My suspicion is that Harry wants to showcase his 'exceptionalism.'
He's certainly free to do so. And I can employ my Rube Goldberg,
designer, English language complicator/mixmaster with the daring
alacrity of an impudent layman just as well. (I just have to figure
out where to plug the darn thing in.) :)
--
Once again, your suspicions are wrong. If I wanted to "showcase" my
facility with the written language here, I could easily do it. But
there's no point. Newsgroups are for a written version of conversational
English, fast and informal.
Harry, what I stated is that my suspicion is that you want to showcase
your "excpetionalism." That is not to imply that you are doing this
by an ostentatious display of your mastery of the English language.
That would be "an hilarious" inference on your part, if I may abscond
with a trinket from your 'display'.
Harry has done well enough showcasing his achievements, possessions,
photography skills, and sexual prowess to impress the hell out of me.

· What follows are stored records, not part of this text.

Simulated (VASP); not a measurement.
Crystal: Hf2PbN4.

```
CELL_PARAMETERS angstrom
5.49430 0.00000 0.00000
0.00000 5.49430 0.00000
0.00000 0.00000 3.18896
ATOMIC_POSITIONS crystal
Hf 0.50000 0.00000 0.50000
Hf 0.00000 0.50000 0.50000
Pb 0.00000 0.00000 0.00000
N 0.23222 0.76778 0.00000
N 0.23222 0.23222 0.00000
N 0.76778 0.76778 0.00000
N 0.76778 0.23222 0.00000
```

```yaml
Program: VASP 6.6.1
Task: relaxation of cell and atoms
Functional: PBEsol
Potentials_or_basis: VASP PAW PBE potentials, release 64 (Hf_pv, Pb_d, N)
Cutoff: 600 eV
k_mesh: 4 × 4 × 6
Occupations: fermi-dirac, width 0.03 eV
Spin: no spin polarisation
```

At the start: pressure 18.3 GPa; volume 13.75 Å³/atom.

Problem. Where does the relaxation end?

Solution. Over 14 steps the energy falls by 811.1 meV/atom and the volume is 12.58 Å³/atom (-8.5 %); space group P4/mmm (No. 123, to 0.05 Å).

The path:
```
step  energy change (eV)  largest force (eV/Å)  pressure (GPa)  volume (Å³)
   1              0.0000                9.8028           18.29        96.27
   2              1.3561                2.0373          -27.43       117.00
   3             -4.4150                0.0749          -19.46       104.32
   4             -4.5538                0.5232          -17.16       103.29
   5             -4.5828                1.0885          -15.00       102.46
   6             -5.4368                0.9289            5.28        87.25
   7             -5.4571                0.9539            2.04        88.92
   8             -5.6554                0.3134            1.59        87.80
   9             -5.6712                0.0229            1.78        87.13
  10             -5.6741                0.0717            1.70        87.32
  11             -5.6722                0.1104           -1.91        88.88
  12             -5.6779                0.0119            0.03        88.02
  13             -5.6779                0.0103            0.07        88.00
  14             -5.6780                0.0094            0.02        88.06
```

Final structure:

He needn't waste time trying to impress with his mastery at
cut'n'pasting.
Actually, I somewhat surprised that he's continued with this dialogue
as long as he has. One would get the impression that he's almost
enjoying it. (And I sincerely doubt that it's out of the narcissistic
pleasure of engaging persons of a perceived lower caliber.)
He's enjoying the fact that someone is speaking to him without the use
of profanity. It's bound to be a strange experience.
Lol! I suppose that's where I have genuinely failed in my efforts at
dialogue. I just have to remind myself that nobody's perfect...
I disagree. Herring is a perfect ass.
It's that "an perfect ass"?
-S
Herring doesn't have "an perfect ass," rather he is "a perfect ass."